Table Lookups Data set too large to fit in constant/shared mem

Hi all,

I have a kernel which spends approximately 33% of its time performing a binary search operation to do a table lookup.

This search is performed on an array of Energy values (sorted, but do not have a constant difference between the each successive energy) to find out what array index my energy of interest is nearest to.

However, things that complicate its successful implementation in CUDA:

  1. this “energy mesh” is very large: ~131kb in a sample problem I am toying with, a real problem would be substantially larger.

  2. access will not be coalesced, even amongst threads because the energy of interest for each thread is essentially random.

Does anyone have any experience/lessons learned/suggestions regarding attacking this type of problem? I have a texture search and the regular array search functions pasted below. The texture search is quirky for the time being and seems to take even longer.

I’ll be honest, I dont quite get what Section D.3 of the programming guide is telling me.

[codebox]device unsigned int textureSearch(unsigned int first, unsigned int last, float key, unsigned int loc)

{

unsigned int return_val=0;

while ((first <= last)&&(return_val==0))

{

   unsigned int mid = (first + last) / 2;  

   if (key > tex1Dfetch(big_Emesh_t,mid))

       first = mid + 1;  

   else if (key < tex1Dfetch(big_Emesh_t,mid))

       last = mid - 1; 

   else

       return_val= mid;     

}

if (return_val==0)

	return_val= last+1;    

return_val-=big_Emesh_offsets_d[loc];

return return_val;

}

device unsigned int binarySearch(float* sortedArray, unsigned int first, unsigned int last, float key)

{

while (first <= last)

{

   unsigned int mid = (first + last) / 2; 

   if (key > sortedArray[mid])

       first = mid + 1;  

   else if (key < sortedArray[mid])

       last = mid - 1; 

   else

       return mid;     

}

return last+1;   

}

[/codebox]

Thanks all,

Adam

You use Cached Texture or Global Memory read for your array search, and yes they won’t be coalesced access after the first access.
(And I don’t see any way to coalesce these tests).

You have done a first optimisation using cached texture. But this cache isn’t magic.

For myself, I will consider using a two-way strategy:

  • first rounds from shared memory (that will contain n/2 value, n/2±n/4 value, … ) to speed up first part of the array lookup
    (with 16KB and 1 int32 per entry, you will have up to 4096 entries, so will left 32 bytes to read from you real array, 4096*32 = 128KB)
  • then do a linear read of these 32bytes (8 int32) at once from global memory into register
  • and select the value from these registers using “stupid” non-indexed code :-)

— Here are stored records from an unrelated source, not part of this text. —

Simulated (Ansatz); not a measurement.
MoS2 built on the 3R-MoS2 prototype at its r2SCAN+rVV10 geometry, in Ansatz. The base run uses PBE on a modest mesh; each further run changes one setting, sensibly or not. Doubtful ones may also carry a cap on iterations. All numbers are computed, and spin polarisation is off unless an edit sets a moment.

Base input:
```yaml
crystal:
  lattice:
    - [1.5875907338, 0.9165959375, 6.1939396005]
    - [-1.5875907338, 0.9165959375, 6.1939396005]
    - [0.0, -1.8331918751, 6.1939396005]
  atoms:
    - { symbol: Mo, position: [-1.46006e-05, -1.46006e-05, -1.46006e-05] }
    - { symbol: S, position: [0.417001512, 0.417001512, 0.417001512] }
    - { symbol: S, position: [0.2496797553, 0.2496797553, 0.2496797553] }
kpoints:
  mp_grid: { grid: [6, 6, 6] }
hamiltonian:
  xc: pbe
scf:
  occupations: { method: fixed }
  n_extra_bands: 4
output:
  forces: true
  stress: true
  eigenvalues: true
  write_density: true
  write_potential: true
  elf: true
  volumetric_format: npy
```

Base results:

You will end-up with one Global memory access of 256bits that won’t be coalesced but with only one-time the latency.
I always prefer to read sequentially a big chunk if possible instead doing multiple pseudo-random reads.

Ok, I see what you are saying: Partition the large array into a smaller array that has as large a resolution that will fit in shared mem. Then just determine which indices of this smaller array your value is inside, and use those as the ‘first’ and ‘last’ of the binary search. Sounds like it should help.

I will try that later tonight. Thanks.

Let me know if it’s improve the performance-level, I wrote some stupid things on my blogs about CUDA technologies and way to improve performances ;-)